Well why not do what you`re good at?
plus I don`t think many people buy newspapers any more....
few years ago : news paper round
today : updating a blog each morning.
It is 2013, you need to move with the times.....
plus 10$ per partner is alot more than I`d get anywhere else...
You're young, I can't expect you to understand because you're still in school.
This 'I'll make my living online' mantra is teaching kids very lazy habits. Nobody wants to go out there and get life experience, they want to sit on their computer, playing video games or talking nonsense at a camera or fiddling around in Photoshop and get paid a living for it.
YouTube, at least in its current state, will not last forever and neither will all the YT channels/careers that currently exist. To think that this is a life-long career option, or that you'll just fall into a graphic design/video game/filmmaking job without relevant ACTUAL experience or a qualification, is ignorant.
And what then? Let's say at 13, you start 'being a youtuber' for a living. That's all you ever do because hey, it pays the bills, right? Great.
Then YT goes bankrupt or sells out and disappears by the time you hit 30. Then what? You're left without experience, without a job, and back to square one. At 30 years old. And believe me, once you get past 25, employers start picking and choosing younger people over you. I've seen it happen. Most of the people running offices and companies these days are all really young, straight out of a redbrick uni.

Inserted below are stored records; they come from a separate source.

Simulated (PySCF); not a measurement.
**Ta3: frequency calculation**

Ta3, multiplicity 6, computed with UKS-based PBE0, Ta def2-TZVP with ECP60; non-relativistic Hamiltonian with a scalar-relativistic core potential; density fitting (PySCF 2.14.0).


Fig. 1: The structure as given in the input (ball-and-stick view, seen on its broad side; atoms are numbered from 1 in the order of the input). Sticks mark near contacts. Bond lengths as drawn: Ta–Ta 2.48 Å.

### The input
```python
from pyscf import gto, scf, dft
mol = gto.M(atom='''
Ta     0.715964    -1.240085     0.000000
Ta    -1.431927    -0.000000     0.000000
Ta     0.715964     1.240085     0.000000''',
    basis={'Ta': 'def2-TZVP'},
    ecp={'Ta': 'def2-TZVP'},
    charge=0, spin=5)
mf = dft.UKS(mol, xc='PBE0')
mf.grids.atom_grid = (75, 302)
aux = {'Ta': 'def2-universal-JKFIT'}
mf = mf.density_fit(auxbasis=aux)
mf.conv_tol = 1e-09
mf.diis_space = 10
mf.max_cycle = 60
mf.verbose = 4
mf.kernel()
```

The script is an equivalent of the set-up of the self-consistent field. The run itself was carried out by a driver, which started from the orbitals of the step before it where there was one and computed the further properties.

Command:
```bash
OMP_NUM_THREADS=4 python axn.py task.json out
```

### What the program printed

Obviously that's just a hypothetical situation, but to rely on an internet wage or internet success without trying to get out there in the 'real world' is a very bad idea. Times are changing. Computers are everywhere, and so is the internet. But some folks need to wake up, and grow up.
Always have a fallback plan. Be it a job, a college education or even a bit of experience volunteering to put on a CV, it's sensible. Relying solely on a life of online earning is not.